Gardiner concrete and Elliot Lake mall collapse raise questions about Canada’s structural safety

It could have been so much worse.

At 10:30 this morning, a concrete chunk of the Gardiner Expressway — Toronto's crumbling highway at the foot of the city — made contact with a commuter vehicle.

Lawyer John Pandell had just exited the Gardiner off-ramp at Yonge St. when he felt something smash into his black Mercedes.

"It was like a bullet, an explosion. I felt scared," he told the Toronto Star. "It really startled me, so I just pulled over."

Thankfully, the falling concrete only resulted in two small dents — one near the driver's side windshield and another near the trunk. Pandell walked away shaken but unscathed.

Chunks of loose concrete along the 60-year-old expressway have been falling at an increasingly rapid rate since early last month.

So far, no one has been injured.

So far.

Over in Elliot Lake, the same cannot be said.

One person has been confirmed dead in this weekend's horrifying mall roof collapse.

The Daily Brew noted that the Algo Centre Mall, a popular shopping centre in the northern Ontario town, looked like a "scene from a war film" after metal and concrete crashed down on unsuspecting shoppers, injuring 22 and trapping two people under the rubble.

Crews are working to stabilize parts of the wreckage before they try to reach several people still missing in the aftermath.

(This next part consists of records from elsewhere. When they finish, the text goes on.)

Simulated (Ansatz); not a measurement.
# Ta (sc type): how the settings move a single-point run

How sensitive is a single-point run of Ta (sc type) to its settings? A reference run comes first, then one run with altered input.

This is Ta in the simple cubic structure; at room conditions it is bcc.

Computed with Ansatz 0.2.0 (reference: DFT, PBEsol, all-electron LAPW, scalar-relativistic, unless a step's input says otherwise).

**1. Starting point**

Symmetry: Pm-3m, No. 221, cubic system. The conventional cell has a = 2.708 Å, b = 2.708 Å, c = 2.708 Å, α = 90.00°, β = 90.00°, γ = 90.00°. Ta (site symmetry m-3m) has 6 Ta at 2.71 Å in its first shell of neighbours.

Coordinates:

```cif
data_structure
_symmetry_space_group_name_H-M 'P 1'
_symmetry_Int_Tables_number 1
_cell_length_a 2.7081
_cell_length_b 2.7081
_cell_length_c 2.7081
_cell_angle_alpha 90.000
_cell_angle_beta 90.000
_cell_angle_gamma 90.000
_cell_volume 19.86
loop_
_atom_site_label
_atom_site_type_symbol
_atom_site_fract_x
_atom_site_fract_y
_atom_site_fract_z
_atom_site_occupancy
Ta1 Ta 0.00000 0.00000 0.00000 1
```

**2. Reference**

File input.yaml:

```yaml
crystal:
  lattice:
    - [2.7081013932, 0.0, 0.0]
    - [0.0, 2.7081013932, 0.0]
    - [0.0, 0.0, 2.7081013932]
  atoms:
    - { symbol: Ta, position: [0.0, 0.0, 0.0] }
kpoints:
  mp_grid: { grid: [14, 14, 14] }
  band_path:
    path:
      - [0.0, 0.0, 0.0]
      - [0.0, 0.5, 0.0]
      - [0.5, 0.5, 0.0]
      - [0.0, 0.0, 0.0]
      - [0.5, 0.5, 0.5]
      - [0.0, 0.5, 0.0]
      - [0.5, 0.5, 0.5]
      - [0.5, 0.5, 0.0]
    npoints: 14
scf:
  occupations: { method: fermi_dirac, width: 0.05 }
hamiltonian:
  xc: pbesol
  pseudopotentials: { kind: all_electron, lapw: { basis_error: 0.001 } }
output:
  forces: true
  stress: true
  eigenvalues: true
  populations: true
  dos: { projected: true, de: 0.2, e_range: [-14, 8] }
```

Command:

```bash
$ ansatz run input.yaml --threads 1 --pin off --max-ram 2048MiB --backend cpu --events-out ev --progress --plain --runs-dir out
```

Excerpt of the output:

Aging infrastructure and weather damage is being blamed for both the Elliot Lake disaster and the Gardiner Expressway crumble.

Mall patron Jean-Marc Hayward told the Globe and Mail this tragedy was only a matter of time.

"The mall's always had leaks (and) roof damage," he said.

"There's a spot near the food court where there (was) a hole in the ceiling and you could see the beams and they're all rusted."

[ More Daily Brew: Sicamous evacuated as flooding ravages B.C. Interior ]

These are just the two most examples in a spate of dodgy Canadian structures.

In 2010, pedestrians along the jam-packed Yonge and Gould St. corridor stood horrified as the wall of an old building cascaded onto the street.

And while old age can't be blamed in this case, patrons who attended the opening day ceremony of a Burnaby, B.C. supermarket in 1998 will likely remember how it collapsed mere minutes after the festivities began. Twenty people sustained injuries in the melee.

Though John Bryson, a manager of Toronto's structures and expressways, said the Gardiner is structurally sound and in good shape, he told the Star that the city is mulling over the idea of hiring an outside contractor to speed up the annual maintenance process.

First target: areas under the Gardiner that feature pedestrian sidewalks.

The question is, how many Elliot Lakes or Gardiner near-misses will be required before more drastic structural safety measures are taken?